3. Nervos Talk Forum Crawler

Developed a complete crawler module for Nervos Talk (a Discourse forum):

  • Based on the Discourse REST API (/t/{id}.json, /t/{id}/posts.json), supporting paginated batch fetching.
  • Incremental Updates: After the initial full crawl, subsequent runs automatically skip ingested posts by comparing anchors, writing only new content.
  • html_to_text converts the cooked HTML returned by Discourse into clean plain text, preserving code block formatting.
  • Provided the scripts/run_discourse_crawl.py CLI, supporting modes such as single-topic crawling, scanning for latest topics, and category-based crawling.

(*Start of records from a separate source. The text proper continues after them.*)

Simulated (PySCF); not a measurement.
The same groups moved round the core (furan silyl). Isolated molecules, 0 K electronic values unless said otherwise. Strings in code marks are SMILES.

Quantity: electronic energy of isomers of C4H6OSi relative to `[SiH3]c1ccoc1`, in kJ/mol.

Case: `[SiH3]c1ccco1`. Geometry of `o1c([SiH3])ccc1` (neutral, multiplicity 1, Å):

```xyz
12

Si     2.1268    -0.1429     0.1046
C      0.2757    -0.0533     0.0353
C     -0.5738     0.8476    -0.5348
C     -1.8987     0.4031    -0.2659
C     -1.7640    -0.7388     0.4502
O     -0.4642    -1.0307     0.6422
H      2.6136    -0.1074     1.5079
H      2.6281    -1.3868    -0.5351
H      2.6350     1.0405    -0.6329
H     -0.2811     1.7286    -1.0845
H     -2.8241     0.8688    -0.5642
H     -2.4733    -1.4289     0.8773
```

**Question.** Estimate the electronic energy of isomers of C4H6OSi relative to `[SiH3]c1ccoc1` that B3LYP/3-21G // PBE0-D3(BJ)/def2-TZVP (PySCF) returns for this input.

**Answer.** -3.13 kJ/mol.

4. Minimum Viable Pipeline Testing

The complete pipeline of “data acquisition → cleaning → dual-layer ingestion → multi-way retrieval” has been verified via integration testing (including actual API requests to https://talk.nervos.org). We are waiting for the official Nervos team to finalize the latest documentation before conducting a unified ingestion test on the complete dataset.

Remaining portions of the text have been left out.